Optus parent company, Singtel, has revealed plans to delist from the ASX after the board determined there were minimal shareholder benefits from maintaining its listing.
If the approval goes ahead, Singtel expects it will be suspended from close of trade on May 29. However, it will continue to trade shares on the Singapore Exchange (SGX).
“In recent years, the number of Singtel CDIs on issue has declined significantly and, as of March 31, represented only approximately 137 million of the 15.94 billion Singtel shares issued or 0.86 per cent of Singtel’s issued capital,” the telco stated. “Daily trading volumes and liquidity of Singtel CDIs on the ASX are very low.”

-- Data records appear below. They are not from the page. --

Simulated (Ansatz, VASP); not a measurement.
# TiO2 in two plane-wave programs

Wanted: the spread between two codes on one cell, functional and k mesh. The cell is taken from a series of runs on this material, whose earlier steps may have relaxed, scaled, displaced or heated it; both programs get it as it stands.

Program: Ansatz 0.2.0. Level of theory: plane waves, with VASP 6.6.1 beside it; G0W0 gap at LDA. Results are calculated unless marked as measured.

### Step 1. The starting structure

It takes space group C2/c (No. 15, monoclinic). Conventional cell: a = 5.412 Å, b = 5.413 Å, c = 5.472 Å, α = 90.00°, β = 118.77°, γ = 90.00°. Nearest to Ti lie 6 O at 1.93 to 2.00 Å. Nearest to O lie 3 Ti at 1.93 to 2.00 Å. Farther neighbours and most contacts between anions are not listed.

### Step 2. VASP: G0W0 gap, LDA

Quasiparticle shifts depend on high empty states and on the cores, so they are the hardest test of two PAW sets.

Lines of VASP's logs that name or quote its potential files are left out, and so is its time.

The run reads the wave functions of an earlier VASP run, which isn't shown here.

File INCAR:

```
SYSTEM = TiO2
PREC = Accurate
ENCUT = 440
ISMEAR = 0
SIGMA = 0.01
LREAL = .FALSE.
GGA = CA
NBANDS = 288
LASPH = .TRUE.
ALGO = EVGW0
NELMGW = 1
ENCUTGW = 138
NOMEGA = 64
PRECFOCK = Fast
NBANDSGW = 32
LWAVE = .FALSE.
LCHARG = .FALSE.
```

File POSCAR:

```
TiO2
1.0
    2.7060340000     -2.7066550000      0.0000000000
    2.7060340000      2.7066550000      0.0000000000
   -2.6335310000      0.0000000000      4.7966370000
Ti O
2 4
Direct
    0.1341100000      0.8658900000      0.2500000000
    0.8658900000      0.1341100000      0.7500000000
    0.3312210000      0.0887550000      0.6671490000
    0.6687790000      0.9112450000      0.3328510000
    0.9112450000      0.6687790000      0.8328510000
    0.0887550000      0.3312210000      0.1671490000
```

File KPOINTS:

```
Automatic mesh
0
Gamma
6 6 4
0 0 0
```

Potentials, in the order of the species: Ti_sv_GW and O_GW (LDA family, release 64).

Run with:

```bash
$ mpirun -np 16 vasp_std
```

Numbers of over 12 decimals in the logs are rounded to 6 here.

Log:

Singtel maintains there will be no changes made to its business strategy and it remains committed to growing and investing in its Australian business.
With little demand in driving liquidity in its CDIs, Singtel’s weighting in the S&P/ASX200 index was reduced to about 0.03 per cent as at March 31. There is also the likelihood that the index weighting would reduce even further.
CDI holders will be given multiple options to convert their CDIs into Singtel shares listed on SGX and can continue to sell their CDIs ahead of the delisting process.
The delisting will also reduce the telco’s costs from dual listing requirements.
Singtel began trading on the ASX in September 2001 in connection with its Optus acquisition.